In 2023, the European Space Agency, ESA, plans to launch the Juice probe to Jupiter and the Euclid telescope, a telescope specifically designed to study dark matter and dark energy. These two components of the universe are very little known, with scientists knowing little about their actual nature, although dark energy makes up 69% of the universe and dark matter 26%.
The stars, planets and gas clouds that make up the ordinary matter of the universe, studied and understood by scientists, thus represent only 5%. Stéphanie Escoffier, director of research at the CNRS, explains that if scientists are convinced of the existence of dark matter and dark energy it is because they see the effects they generate and can measure them.
She says that dark energy is responsible for the acceleration of the universe and that dark matter affects the gravity of objects. Euclid will be composed of a telescope of 1.2 meters in diameter and two optical instruments, an imager observing visible light and a spectro-photometer in the near-infrared. The satellite will be able to observe the universe from the present time and go back to ten billion years ago when the first stars and galaxies were formed.

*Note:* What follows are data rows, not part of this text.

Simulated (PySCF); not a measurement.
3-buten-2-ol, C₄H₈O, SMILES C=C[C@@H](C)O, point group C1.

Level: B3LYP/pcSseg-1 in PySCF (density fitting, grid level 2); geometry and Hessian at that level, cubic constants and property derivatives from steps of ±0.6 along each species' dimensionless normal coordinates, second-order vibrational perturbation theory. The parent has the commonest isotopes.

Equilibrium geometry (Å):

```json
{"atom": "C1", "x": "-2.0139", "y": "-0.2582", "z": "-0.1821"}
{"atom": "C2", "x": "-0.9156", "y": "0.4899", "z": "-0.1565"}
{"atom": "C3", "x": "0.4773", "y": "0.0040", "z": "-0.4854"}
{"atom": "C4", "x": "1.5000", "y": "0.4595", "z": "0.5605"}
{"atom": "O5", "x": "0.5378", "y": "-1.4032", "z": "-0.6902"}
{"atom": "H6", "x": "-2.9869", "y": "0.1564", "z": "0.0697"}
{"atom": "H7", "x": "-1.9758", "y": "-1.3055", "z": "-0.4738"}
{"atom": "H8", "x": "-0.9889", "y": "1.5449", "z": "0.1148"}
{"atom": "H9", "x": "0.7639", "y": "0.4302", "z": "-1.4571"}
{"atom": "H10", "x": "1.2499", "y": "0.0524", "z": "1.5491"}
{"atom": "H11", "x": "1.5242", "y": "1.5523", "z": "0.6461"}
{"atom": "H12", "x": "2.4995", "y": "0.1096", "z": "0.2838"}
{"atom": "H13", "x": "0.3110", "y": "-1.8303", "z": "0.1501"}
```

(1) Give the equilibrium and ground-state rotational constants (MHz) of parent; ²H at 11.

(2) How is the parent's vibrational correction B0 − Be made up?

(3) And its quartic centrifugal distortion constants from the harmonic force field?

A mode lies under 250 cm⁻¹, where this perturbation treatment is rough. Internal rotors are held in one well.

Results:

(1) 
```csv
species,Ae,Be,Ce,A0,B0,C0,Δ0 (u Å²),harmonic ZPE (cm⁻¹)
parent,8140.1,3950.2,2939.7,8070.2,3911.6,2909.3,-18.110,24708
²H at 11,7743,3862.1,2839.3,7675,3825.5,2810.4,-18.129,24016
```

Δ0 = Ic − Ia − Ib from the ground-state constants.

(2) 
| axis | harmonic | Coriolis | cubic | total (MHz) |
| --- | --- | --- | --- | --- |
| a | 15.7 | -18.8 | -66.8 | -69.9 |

The particularity of Euclid is that it will not directly observe something that is still unknown, but it will observe visible objects in unprecedented proportions and scales to help better understand the unknown part of space. The observations will be made directly from the telescope’s orbit around the Lagrange point L2 at 1.5 million kilometers from Earth, on the side opposite the Sun.
The launch of Euclid is scheduled for July 2023 with SpaceX’s Falcon 9 launcher for an estimated $1.4 billion. The satellite will need one month to reach its final position and observations can begin in October 2023 after two months used to verify the performance of the instruments. Euclid’s mission is expected to last six years until the fall of 2029 and could be extended for an additional year. To try to learn more about dark energy, Euclid will measure the distortion of nearly two billion galaxies caused by the presence of dark matter.
The light emitted by these galaxies is distorted by the gravitational interaction of the dark matter located between these galaxies and the Earth, the dark matter acting as a lens. This characteristic has given its name to this phenomenon called gravitational lensing. The measurement of the deformations that will be present in the images obtained by Euclid will allow knowing how dark matter is distributed in the universe and how it evolves in time. Stéphanie Escoffier explains that the term “dark matter halo” means that it is very widespread and not gathered around a galactic nucleus as stars are.
The observations made by Euclid will also allow us to measure how the expansion rate of the universe has evolved over the last few billion years and to understand why the universe continues to expand since the Big Bang. The scientist recalls that understanding why the expansion of the universe continues is the greatest mystery of cosmology.
The universe was characterized by a first phase of extremely rapid expansion immediately after the Big Bang, called the inflation period, then by a second phase of acceleration that required the existence of a repulsive force that astrophysicists call dark energy. Euclid will thus allow bringing elements of answer on the nature of the dark matter and the origin of the expansion of the universe. With these data, scientists will be able to deduce how the distribution of the large structures of the universe has been built throughout cosmic history, the speed at which they grow, but also the nature and quantity of dark matter and dark energy in the universe.
Stéphanie Escoffier considers several scenarios, some of which foresee that dark energy could challenge the theory of relativity if ever disagreements appear between Euclid observations and what general relativity predicts. She also anticipates scenarios that push the limits of accuracy and take different paths from current knowledge, also allowing her to say in which direction to look. But according to the scientist, the worst scenario would be the one that would allow measuring more precisely the cosmological constant, related to the density of the energy present in a constant way in time and space, and the dark matter, without being more informed about what is the dark universe.